Police Release Search Warrant for Rehabbed Opossum

Police Release Search Warrant for Rehabbed Opossum

(IntegrityMag.com) – The Fourth Amendment protects US residents from unreasonable search and seizure. In practice, police must get a search warrant before entering a home to search for contraband or evidence of a crime. Officers will often obtain a warrant to look for illegal drugs, an unlicensed firearm or something of that nature. Recently, though, police officers in Birmingham, AL executed a warrant to search for something much more unusual.

On Friday, September 24, three trucks containing law enforcement officers and game wardens pulled up to a house looking for a four-year-old opossum. The wardens, with the Alabama Department of Conservation and Natural Resources’ Wildlife and Freshwater Fisheries Division, took the creature (named Donovan) from Matt Mathews.

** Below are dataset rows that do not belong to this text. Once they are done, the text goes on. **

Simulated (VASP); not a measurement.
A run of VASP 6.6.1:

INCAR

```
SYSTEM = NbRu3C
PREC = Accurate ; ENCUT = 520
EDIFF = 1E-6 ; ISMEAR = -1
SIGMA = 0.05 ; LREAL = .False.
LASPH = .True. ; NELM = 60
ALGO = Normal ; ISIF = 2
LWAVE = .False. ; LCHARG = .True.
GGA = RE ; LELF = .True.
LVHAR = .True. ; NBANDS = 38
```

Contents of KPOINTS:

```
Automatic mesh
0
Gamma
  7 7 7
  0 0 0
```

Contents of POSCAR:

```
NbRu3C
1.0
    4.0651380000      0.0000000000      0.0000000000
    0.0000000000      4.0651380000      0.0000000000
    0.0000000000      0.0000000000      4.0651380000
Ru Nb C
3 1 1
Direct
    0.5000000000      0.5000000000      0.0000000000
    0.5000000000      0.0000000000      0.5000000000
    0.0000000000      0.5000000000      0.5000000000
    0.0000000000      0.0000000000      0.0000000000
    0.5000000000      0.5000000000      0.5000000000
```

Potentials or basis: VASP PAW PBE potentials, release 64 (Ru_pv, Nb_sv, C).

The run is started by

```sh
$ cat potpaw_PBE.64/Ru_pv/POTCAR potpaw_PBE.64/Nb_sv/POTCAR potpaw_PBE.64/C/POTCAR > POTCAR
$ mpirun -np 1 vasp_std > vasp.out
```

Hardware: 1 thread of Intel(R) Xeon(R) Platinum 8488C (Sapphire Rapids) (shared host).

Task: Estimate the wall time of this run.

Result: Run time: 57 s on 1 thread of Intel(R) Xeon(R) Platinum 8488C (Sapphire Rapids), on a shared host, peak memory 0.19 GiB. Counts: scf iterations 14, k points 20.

Mathews received Donovan as a baby from an acquaintance who found him on the side of a road, unable to walk. It’s not clear why authorities went to such trouble to remove the opossum from Mathews’ care because, as Mathews himself admitted on his Instagram account, it’s illegal to care for opossums in the state of Alabama unless you have the proper license. The Wildlife and Freshwater Fisheries Division hasn’t answered media queries about the events surrounding Donovan’s repossession.

While Mathews accepts he broke the law, he maintains he wasn’t hurting anyone by caring for the opossum and feels the intervention by the authorities was excessive.